Google is buying a $550 million stake in Chinese e-commerce firm JD.com as part of a strategic partnership between the two companies.
The two tech firms announced Monday that they will join forces to sell goods online across Southeast Asia, the United States and Europe, competing with rivals like Amazon and Alibaba.
Under the deal, JD said it “plans to make a selection of high-quality products available for sale through Google Shopping in multiple regions.”
The two companies also hope to combine Google’s technology with JD.com’s expertise in managing supply chains for products.
JD, China’s second largest e-commerce retailer after Alibaba, has had its eye on Western markets.
In February, CEO Richard Liu told The Financial Times that the Chinese company plans to challenge Amazon in Europe as early as 2019.

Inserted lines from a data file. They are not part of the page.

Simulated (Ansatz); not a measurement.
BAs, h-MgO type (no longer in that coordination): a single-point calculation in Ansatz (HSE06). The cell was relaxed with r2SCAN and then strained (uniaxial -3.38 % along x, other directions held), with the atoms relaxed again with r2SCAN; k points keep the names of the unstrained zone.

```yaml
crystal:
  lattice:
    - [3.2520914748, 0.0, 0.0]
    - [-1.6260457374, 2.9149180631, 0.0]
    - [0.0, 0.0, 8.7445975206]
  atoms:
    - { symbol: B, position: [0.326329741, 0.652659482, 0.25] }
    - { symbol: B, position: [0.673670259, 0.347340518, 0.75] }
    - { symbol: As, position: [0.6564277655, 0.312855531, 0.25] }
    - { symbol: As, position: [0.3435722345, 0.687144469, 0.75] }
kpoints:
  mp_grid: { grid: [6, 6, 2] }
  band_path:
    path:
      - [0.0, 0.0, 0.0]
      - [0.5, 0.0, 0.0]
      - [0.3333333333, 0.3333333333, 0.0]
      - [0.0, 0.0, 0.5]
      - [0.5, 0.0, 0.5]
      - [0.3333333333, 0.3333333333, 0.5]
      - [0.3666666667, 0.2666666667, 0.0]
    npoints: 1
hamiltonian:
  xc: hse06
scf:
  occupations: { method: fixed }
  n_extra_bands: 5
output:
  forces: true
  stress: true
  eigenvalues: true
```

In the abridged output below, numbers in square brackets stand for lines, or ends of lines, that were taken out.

“This partnership with Google opens up a broad range of possibilities to offer a superior retail experience to consumers throughout the world,” JD’s chief strategy officer, Jianwen Liao, said in a statement Monday.
Like Alibaba, JD has already sought to expand its reach across Southeast Asia.
Google has struck other partnerships in an effort to compete with Amazon in e-commerce. Last year, it teamed up with Walmart to enable people to order the retail giant’s products through Google Assistant.
Unlike Amazon, Google isn’t able to offer its main services in China.
The company’s most popular products — its search engine, maps, Gmail and YouTube — remain banned in the country. The announcement with JD on Monday made no mention of the companies partnering on initiatives inside China.
Google has recently been ramping up its investments in China and elsewhere in Asia. Earlier this year, it led a $120 million investment into Chinese sports streaming company Chushou and invested an undisclosed amount of money in Indonesian ride-hailing company Go Jek.